While it is in the shop there are a couple of things I am going to change. The first is moving the depth finder's sending unit from it's transom mounting to a "through the hull" mounting. The rivers I run constantly seem to have small debris floating and it doesn't take much for them to kick up the sender. Then I either have to stop and reach down to the bottom of the transom and re-set it (no fun when the water is 36 degrees) or continue on without it working. For this reason I have always mounted them on the inside of my fiberglass boats. But the sending units will not function shooting through wood. This is why I mounted it on the outside. Now though I am going to have to repaint the bottom where I have filled it in so I might as well go ahead and make the modification. (First photo is looking up at the hull bottom with the sending unit sitting in place.)
What I did was cut a hole in the hull near the transom knee. It was just slightly larger than the sending unit and I will taper the edges making them flare out somewhat. On the outside I took a piece of the countertop material and wedge it in place to temporarily seal the hole. I then cut a piece of 3" plastic pipe about 3/4" long to form aa ring. From the inside I placed it around the hole and use hot glue tack it in place and somewhat seal he bottom edge. This served as a mold. I then poured epoxy into the hole until it is about 3/8" deep. I allowed it to setup a little and then set the sending unit down into the resin. Once positioned I filled the plastic pipe ring with epoxy.

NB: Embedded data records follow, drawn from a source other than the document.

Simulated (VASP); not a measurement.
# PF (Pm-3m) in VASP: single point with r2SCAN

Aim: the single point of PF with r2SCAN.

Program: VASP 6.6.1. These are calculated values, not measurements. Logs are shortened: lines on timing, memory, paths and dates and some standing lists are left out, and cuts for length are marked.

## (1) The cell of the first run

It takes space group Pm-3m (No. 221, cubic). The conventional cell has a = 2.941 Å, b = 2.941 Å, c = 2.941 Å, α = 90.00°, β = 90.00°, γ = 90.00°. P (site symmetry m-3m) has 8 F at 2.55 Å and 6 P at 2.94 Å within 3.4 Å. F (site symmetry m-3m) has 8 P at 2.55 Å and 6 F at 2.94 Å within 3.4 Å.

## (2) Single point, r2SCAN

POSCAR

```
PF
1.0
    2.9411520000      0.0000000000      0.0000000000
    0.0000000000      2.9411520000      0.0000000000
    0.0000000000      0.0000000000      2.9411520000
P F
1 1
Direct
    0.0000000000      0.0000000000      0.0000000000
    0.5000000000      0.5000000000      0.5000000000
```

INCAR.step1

The end result is that the sending unit is glued to the bottom and shooting through solid resin - not wood. This should allow it to work correctly and put and end to it kicking up.
Another item I wanted to address was to weigh the CS. I am fairly sure it came out heavy but the question is how heavy? Thanks to fellow boatbuilder Tom Lathrop for offering a suggestion on how to weigh the CS quite easily while sitting on the trailer (see his excellent articles on building his "Liz" in Boatbuilder Nov/Dec 2000 and March/April 2001). The method involves using only one bathroom scale and a pocket calculator. (Click here for details)
I ran the numbers and they put the question to rest. Glen-L's plans state that the hull weight should be about 500 lb.. I assume this means the hull and just the hull. No seats, wiring, bilge pump, instruments, steering cable, cleats, etc. - just the bare hull. That's a tough number for me to generate at this point. I have all this stuff and more installed so my weight will have to have it included. I did pull some items out. These are the things that although aren't part of the hull are ALWAYS onboard. Equipment like, life jackets, 1st aide kit, tool kit, spare prop, anchor, portapotty, berth cushions, fenders, mooring lines, VHF radio, depth sounder, hats, sunscreen, etc. Altogether it came up to about 75 lb.! Also remember the engine was off. There was about 60 lb of fuel and a 35 lb battery onboard I did not remove. So, if I subtract these the calculator puts the weight about 900 lb.. That's a lot more than 500 lb. but again this is with the seats, steering cable, engine controls, wiring, etc.
So lets go the other way. What is the normal weight when under way. I add everything back in plus 200 lb for the outboard, 325 lb passenger weight, half tank fuel (95 lb.), and throw in another 15 lb for cooler, refreshments, beach chairs, etc. This puts the normal operating weight at 1650 lb.. I wanted to establish this figure just to see how it compared to the "Planing Boat Speed Chart" on Glen-L's web page. The numbers look like this - 1650 / 50 = 33 (weight divided by HP = factor). Moving up the chart at 33 shows the projected maximum speed to be 30 mph and that's very close to what I am getting. Interesting!
Now just for the heck of it let's see what happens if I was lighter. Let's say that I am 250 lb. over weight (probably a fair guess). So that is 1400 / 50 = 28. Run that up the chart and it shows my top speed should have been 33 mph. That's a 3 miles per hour loss on top end because excess weight.
Originally the engine set a little high on the transom. With the reshaping of the bottom I decided to go ahead and lower the outboard to exactly 20". I cut out the top of the transom, re-glassed the surface and set it down.
I also decided that I wanted to place a valve in the 3/4" fuel line that connects the two tanks. I have noticed that when using the CS by myself it tends to list slightly to the starboard when underway because of my weight. It seems that the fuel is then flowing to the low side which in turn makes the listing worse. By placing a valve in the line I can stop the flow. Also it will allow me to use the fuel weight to my advantage. By pulling fuel from only one tank I should be able to balance the load. If I have two on board I can just open the valve and equalize the amount of fuel in each side.
This created another small problem. I have only one analog
fuel gauge and it is in the starboard tank. I want to be able to
monitor the other tank too so I decided to add another sending unit in
the port tank. Not wanting to add a second gauge I just wired in
a toggle switch on the instrument panel. It allows me to check each tank
by throwing the switch to the right or left.